The Via Metropolitan Transit Board of Directors tonight is expected to rubber stamp that proposed $280 million downtown streetcar plan, despite concerns being raised about the cost overruns associated with the proposal, and doubts about whether the project is even needed, 1200 WOAI news reports.


  Approval of what is called the "Locally Preferred Alternative" streetcar plan is buried deep into the agenda for tonight's board meeting as item number ten, following lengthy discussion on 'diversity initiatives update' and other issues designed to limit public comment on the streetcar.


  The streetcar route would cost taxpayers $280 million, $70 million more than the bus agency has on hand, even before the inevitable cost overruns are taken into consideration.


  "We will built in phases so we will have monies leveraged for when the federal government comes out with additional grants for transportation," says Lou Miller, a member of the Via Board.


  Ironically, several members of the Via Board are expected to abstain on approval of the streetcar plan because they have personal financial interests along the chosen streetcar route.


  The Via Board members will be going against the wishes of several key elected officials, including State Rep. Lyle Larson, who are suggesting that the project is ill considered and should be scrapped.  Some have accused the project of being 'racist,' because it may end up stripping poor neighborhoods of lifeline bus service to make sure wealthy tourists and downtown business owners can ride in style.

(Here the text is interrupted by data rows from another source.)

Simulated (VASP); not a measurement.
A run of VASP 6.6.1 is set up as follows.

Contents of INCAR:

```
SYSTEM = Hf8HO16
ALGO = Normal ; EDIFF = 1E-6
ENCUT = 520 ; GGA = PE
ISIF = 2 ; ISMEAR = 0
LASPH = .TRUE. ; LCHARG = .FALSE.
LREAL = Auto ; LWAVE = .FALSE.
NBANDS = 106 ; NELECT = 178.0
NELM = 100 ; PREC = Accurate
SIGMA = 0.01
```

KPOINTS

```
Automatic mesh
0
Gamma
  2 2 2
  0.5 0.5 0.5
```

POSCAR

  The City of San Antonio is well aware that the project is wildly unpopular.  In the printed literature supporting the 2012 city bond issue, bond supporters felt obligated to include a prominent disclaimer in the literature stressing that 'none of the bond money will go to the Via streetcar proposal.'


  Miller and other Via board members are also considering going back to downtown business owners and getting them to pay some of the $70 million shortfall.


  The streetcar is expected to be in place by 2018.